Friday, July 01, 2016

Summer Book Reviews (Autobibliobiography, Part 5)


I'm sometimes asked for book recommendations, but the truth is that all my recommendations, while hopefully reflecting something of the innate value of a book, are also deeply rooted in my subjective personal experience. So, for my Friday essays during these summer months, I'm going to be giving some brief book reviews and recommendations by relating the works that have been most influential in the various stages of my life.

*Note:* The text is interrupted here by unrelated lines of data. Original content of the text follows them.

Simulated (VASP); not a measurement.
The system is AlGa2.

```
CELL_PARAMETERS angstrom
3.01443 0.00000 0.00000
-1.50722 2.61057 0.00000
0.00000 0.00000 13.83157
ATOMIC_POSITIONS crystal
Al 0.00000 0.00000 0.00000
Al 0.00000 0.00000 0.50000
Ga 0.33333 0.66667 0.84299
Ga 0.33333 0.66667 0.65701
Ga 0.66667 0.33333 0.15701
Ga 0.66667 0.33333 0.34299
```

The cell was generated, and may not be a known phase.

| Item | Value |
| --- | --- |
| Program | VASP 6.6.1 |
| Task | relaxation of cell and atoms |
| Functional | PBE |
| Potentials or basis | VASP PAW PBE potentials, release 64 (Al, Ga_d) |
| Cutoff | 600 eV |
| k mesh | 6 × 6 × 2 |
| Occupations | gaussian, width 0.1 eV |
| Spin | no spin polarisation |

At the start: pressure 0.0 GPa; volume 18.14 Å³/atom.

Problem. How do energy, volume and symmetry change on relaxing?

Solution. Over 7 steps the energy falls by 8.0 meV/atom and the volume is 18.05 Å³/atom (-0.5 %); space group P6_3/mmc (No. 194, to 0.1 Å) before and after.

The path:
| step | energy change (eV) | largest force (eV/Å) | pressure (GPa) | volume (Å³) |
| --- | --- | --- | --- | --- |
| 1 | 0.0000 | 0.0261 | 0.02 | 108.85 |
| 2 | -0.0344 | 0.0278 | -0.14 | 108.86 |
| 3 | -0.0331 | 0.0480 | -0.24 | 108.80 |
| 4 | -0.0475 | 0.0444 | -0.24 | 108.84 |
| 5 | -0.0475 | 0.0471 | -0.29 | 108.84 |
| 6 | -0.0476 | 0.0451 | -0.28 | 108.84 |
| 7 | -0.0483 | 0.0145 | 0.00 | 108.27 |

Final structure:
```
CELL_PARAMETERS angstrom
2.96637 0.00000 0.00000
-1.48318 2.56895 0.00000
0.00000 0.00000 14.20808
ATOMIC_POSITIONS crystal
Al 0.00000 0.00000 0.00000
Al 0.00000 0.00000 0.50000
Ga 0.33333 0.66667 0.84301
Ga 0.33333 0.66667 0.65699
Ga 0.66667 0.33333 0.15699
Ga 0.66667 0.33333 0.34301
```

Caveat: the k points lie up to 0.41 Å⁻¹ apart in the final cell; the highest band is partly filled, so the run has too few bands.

9.) Category: Chesterton & Lewis
           Top Pick: Orthodoxy, by G. K. Chesterton
           Honorable Mention: Mere Christianity, by C. S. Lewis

It's hard to overestimate the impact these two men--G. K. Chesterton and C. S. Lewis--have had on the lives of thoughtful Christians over the past hundred years. Their impact is such that I'm giving them their own category in my Autobibliobiography, while every other category represents an entire genre (and it wouldn't be too much, really, to give each of them their own exclusive category). What we have here are two men, extraordinarily gifted by God as thinkers and writers, with a capacity for turning simple words into life-changing insights with startling ease. 

Chesterton was a journalist and public thinker in England at the turn of the 20th century; he had undertaken a long journey of faith that led him from nihilism to Roman Catholicism. His immense wit, sagacity, and ability to spin hilariously clever turns of phrase won him a wide audience, even in a very skeptical time and place. His writings are voluminous, and touch on many issues of public life and current affairs in his day, but of particular interest are his writings on faith. His greatest work in this regard is Orthodoxy, a whimsical, fanciful, somewhat autobiographical romp into the lavish sensibility of the Christian religion. 

C. S. Lewis, for his part, came a few decades later, rising to prominence in the mid-20th century. Also a convert from atheism to Christianity, he was a highly-regarded scholar of medieval literature, and around the time of World War II Lewis turned his literary talents to presenting the hope of Christ to his countrymen. His radio talks on the BBC during that period, a serialized introduction to Christian doctrine, were later compiled into the book we know as Mere Christianity, which is notable (among other things) for its clarity, perspicacity, and for Lewis' particular gift for creating apt metaphors and word-pictures for the concepts he describes. 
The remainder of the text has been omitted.